The generic SSL forward proxy article describes outbound TLS interception performed by a proxy at the network edge. Netskope does the same job, but relocates the proxy: instead of an appliance in the data center, the interception happens in Netskope's cloud, the NewEdge global network of data planes, and traffic is steered there from wherever the user is. That single architectural shift is what makes it a Secure Service Edge (SSE) product rather than a box, and it changes how the pieces of the generic model are arranged without changing the mechanics of interception itself.
Where the proxy lives: steering to the cloud
Because the proxy is not on the local network, the first problem is getting traffic to it. Netskope calls this steering, and its reference architecture offers several methods for the forward-proxy (outbound) case: the Netskope One Client on managed endpoints (a lightweight agent that tunnels cloud and web traffic to the platform, with all proxying and security done in the cloud); GRE or IPsec tunnels from an on-premises egress device (with at least two tunnels to different NewEdge data planes recommended for resilience); and the Cloud Explicit Proxy, steered by a PAC file, for devices that cannot run the client. When explicit-proxy traffic is carried inside a tunnel, Netskope calls the method Explicit Proxy over Tunnel (EPoT). The common thread is that all of these deliver the user's web and cloud traffic to a NewEdge data plane, which is where the actual forward proxy sits.
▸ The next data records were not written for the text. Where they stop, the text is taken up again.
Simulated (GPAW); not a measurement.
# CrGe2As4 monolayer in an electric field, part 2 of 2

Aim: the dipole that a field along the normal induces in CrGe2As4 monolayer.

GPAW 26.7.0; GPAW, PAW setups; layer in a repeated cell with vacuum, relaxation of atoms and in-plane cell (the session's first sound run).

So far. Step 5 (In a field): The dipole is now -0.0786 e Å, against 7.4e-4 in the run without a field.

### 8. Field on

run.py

Interception, unchanged in the middle
Once traffic reaches NewEdge, the interception is the generic model exactly. The Next Gen Secure Web Gateway terminates the user's TLS, opens its own session to the destination, decrypts, inspects, applies policy (web filtering, threat protection, DLP, inline CASB controls), and re-encrypts. And it depends on the same trust anchor every interception depends on: the Netskope root CA must be trusted on the endpoints, or clients will reject the re-signed certificates. Netskope's own documentation is explicit that user SAML authentication and SSL inspection are possible only if the Netskope root and intermediate certificate bundle can be installed on the endpoints. For remote users on the Cloud Explicit Proxy, the root certificate is downloaded and installed per device. This is the cloud-hosted version of the "install the proxy's CA on managed devices" requirement from the generic article.
Identifying the user: SAML in the forward-proxy path
A forward proxy needs to know who the user is to apply per-user policy, and here Netskope leans on SAML, which is why this topic touches the SAML proxy article. In the explicit-proxy path, user identity can be established with a SAML 2.0 IdP, configured under Settings > Security Cloud Platform > Forward Proxy > SAML; the user's browser is set to use port 8081 for this, and the authenticated identity then drives policy. The plain Cloud Explicit Proxy, once a user is identified, relies on cookie surrogates to keep associating subsequent requests with that user. Remote users from unknown locations are required to authenticate to the IdP before browsing. This is the forward-proxy use of SAML (authenticate the user of an outbound session); it is distinct from Netskope's SAML reverse proxy, which inserts into a SaaS application's own SSO flow to control inbound access to sanctioned apps clientlessly, the reverse-proxy side that the SAML proxy article's federation discussion describes.
The pinning problem, and Bypass + Tunnel
Being a forward proxy, Netskope hits the same wall the generic article describes: certificate-pinned applications reject the re-signed certificate and break. Netskope's handling has a useful twist for a cloud proxy. A plain Bypass sends the traffic straight to its destination, skipping Netskope entirely. But pinned applications also have the option to Bypass Netskope Proxy + Tunnel: the traffic is still tunneled to Netskope and egresses through its data plane (so it is still steered and still visible at the connection level), but SSL decryption and policy enforcement are skipped for it. That preserves egress control and some visibility for pinned apps that cannot tolerate interception, and Netskope recommends Bypass + Tunnel over a plain bypass for exactly that reason. It is the cloud-proxy expression of the generic article's rule that a real interception deployment is inspect-by-default plus a maintained set of exceptions for pinned and otherwise un-interceptable traffic.